A Winning Tradition Has Its Price

When I was a kid, I had a choice. Did I want to become a Mets or a Yankees fan?

It usually begins with your father. Well, that was a non-starter since my father grew up in Chicago and I wasn't going to be a Cubs fan. Eventually, at the age of six, I decided I'd give my allegiance to the Mets.

Conveniently, the next year, they won the World Series.

I mention all of this because I just got a sent the list of average ticket prices by Team Marketing Report. If you're a New Yorker and you've chosen along the way to be a Mets fan like I did, consider yourself blessed.

The average price to go to a game at the new Yankees stadium is $72.97. The average price to go to a game at the new Mets stadium (Citi FieldMets stadium (Citi Field) is $36.99.

That's a 49 percent difference.

Team Marketing Report notes that the Mets classify more areas as "premium seating," which the TMR breaks into a separate category. On that comparison, the Yankees average premium seat cost $510.08, while the Mets average premium seat costs 149.54 — a 70 percent discount.

The Yankees obviously feel like they deserve that premium and I don't blame them at all for charging what they do. If they can get it, all the power to them.

But it's still interesting to see what the difference is when the stadiums become the control part of the experiment. Stadium capacity of course is not a constant. The Mets tickets are more scarce given the fact that Citi Field has about 10,000 fewer seats than the new Yankee Stadium.

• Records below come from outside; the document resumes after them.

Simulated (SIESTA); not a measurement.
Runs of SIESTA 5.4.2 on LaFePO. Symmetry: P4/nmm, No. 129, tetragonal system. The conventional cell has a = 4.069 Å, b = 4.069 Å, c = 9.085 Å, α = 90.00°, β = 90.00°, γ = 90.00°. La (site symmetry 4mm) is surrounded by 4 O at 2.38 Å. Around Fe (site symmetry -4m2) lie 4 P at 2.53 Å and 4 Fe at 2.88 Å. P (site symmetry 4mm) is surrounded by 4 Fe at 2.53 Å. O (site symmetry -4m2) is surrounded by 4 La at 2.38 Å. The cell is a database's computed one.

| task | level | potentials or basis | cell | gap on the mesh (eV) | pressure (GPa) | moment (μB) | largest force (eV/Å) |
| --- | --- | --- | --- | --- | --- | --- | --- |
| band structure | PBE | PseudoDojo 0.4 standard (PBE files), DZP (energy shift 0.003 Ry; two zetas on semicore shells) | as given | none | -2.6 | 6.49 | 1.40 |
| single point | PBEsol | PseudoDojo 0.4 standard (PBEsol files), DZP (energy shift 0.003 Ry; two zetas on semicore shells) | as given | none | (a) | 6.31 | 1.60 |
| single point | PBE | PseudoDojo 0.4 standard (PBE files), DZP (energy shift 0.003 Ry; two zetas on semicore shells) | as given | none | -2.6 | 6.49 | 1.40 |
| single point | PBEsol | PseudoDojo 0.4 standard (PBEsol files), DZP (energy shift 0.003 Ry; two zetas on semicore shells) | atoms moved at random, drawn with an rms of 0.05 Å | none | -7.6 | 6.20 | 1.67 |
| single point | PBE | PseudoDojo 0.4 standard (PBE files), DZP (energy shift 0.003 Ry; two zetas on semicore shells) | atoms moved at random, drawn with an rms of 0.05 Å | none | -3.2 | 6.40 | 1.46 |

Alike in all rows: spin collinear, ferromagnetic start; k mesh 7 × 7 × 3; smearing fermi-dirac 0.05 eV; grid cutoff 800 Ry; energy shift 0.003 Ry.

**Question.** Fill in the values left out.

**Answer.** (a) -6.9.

Although the Yankees haven't won the World Series since 2000, they won four times in five years. And they of course picked up their last trophy by beating the Mets, who haven't won since the year after I decided to become a fan (1986).

It's not only tickets. According to Team Marketing Report, the Yankees will charge $1 more for a 12-ounce beer and $5 more than the Mets for parking.

The real price I'll be monitoring is the premium on the secondary market — that will determine what, in the end, is the true value of these seats.